The ride down the Usumacinta was cool. We saw groups of people doing laundry, with their kids playing around them, cows coming down to drink, kids jumping off the rocks, into the water and running along the shore.


The limestone formations along the river were interesting to look at, big rocks all smooth and blobular. The geology of the whole Yucatán peninsula appears to be limestone and more limestone. We don’t recall seeing any other type of natural rock there.

We arrived at Yaxchilan and had just over two hours to explore the ruins. We started heading up the trail and immediately started seeing interesting birds in the trees. A dilema – with our limited time, should we spend our time looking at birds, or at the ruins? We tried to make a balance.


The first thing to see was the labyrinth. This is a building that you could go inside. There are many twisting passages, and you could easily get lost. You wouldn’t be lost for terribly too long — the building wasn’t that huge. The real danger was that you could trip on stair steps and hurt yourself. It was very dark. CM was glad to have a bright flashlight in his backpack, but using it between the three of us was a little perilous.
The first really exciting thing was a giant spider with crab-like pinchers that CM happened to shine his flashlight on. Along with the pinchers, it had two extra long legs in front, presumably for swinging around and feeling for prey. Its abdomin was maybe an inch long and its regular legs spread to a diameter of about five inches. The antenna-feeler legs made an even huger diameter, probably about 1.5 feet. The eyes were tiny, maybe because it didn’t need to use them in the dark. After spending a bunch of time looking at the spider, we turned the corner to find an even bigger one. It turned out that they were all over the labyrinth, which made it even creepier walking around with inadequate light. Fun-scary.


When we got back to Seattle, we tried really hard to figure out what these spiders were, but we had no luck! If anybody reading this knows, we’d love to find out.
The next exciting thing was bats. There were bats all over the place. We started taking pictures of them, which was really challenging with them being on the ceiling and it being dark. We managed to get a few reasonable pictures, but we were getting too aggressive and started bugging them enough that they were flying around, so we left them alone.

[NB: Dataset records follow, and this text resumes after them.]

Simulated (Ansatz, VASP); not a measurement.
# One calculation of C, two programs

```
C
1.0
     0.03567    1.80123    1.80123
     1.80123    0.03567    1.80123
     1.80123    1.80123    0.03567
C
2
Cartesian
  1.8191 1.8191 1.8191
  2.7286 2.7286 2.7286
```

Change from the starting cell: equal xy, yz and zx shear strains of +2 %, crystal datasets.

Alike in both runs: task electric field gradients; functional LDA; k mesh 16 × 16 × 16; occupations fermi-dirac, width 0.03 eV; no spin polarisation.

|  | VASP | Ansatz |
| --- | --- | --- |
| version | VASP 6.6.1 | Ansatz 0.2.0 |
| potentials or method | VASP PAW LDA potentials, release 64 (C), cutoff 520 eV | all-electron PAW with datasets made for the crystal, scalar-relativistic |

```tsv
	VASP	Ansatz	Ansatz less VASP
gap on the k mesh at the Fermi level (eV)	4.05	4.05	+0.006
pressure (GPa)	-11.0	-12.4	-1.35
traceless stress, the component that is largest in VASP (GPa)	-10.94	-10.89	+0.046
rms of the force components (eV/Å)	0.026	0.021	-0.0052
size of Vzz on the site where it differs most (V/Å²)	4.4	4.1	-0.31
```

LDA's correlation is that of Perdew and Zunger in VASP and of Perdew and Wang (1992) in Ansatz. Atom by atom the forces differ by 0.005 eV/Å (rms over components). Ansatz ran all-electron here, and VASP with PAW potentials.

Another exciting thing – as we were walking toward one more remote building, which is supposed to have a good view of the area (an awesome jungle walk with few people, really a joy), we saw some howler monkeys. We stood and watched them for a while, then Xie stayed a while longer, while the others continued up to the building site. The monkeys were too far away to get good photos, so it was just about watching. Which can be pretty nice sometimes.
We got up to the temples on the hill, which looked pretty neat. The trees were pretty grown up around the area, and full of foliage, so we didn’t see the Guatemalan mountains that we’d hoped for.

On the way back down, we saw an interesting lizard with a big flap of skin on its head that disguised it like a leaf. We stopped to snap a few photos and continued down, rushing back to the boat. Xie and CM were the last of the group to make it back. (When we got back to Seattle we tried to identify the lizard too, to no avail.

Do you see the lizard above? He’s hard to spot. He’s more obvious in the photo below.

We boated back up the river to get our lunch.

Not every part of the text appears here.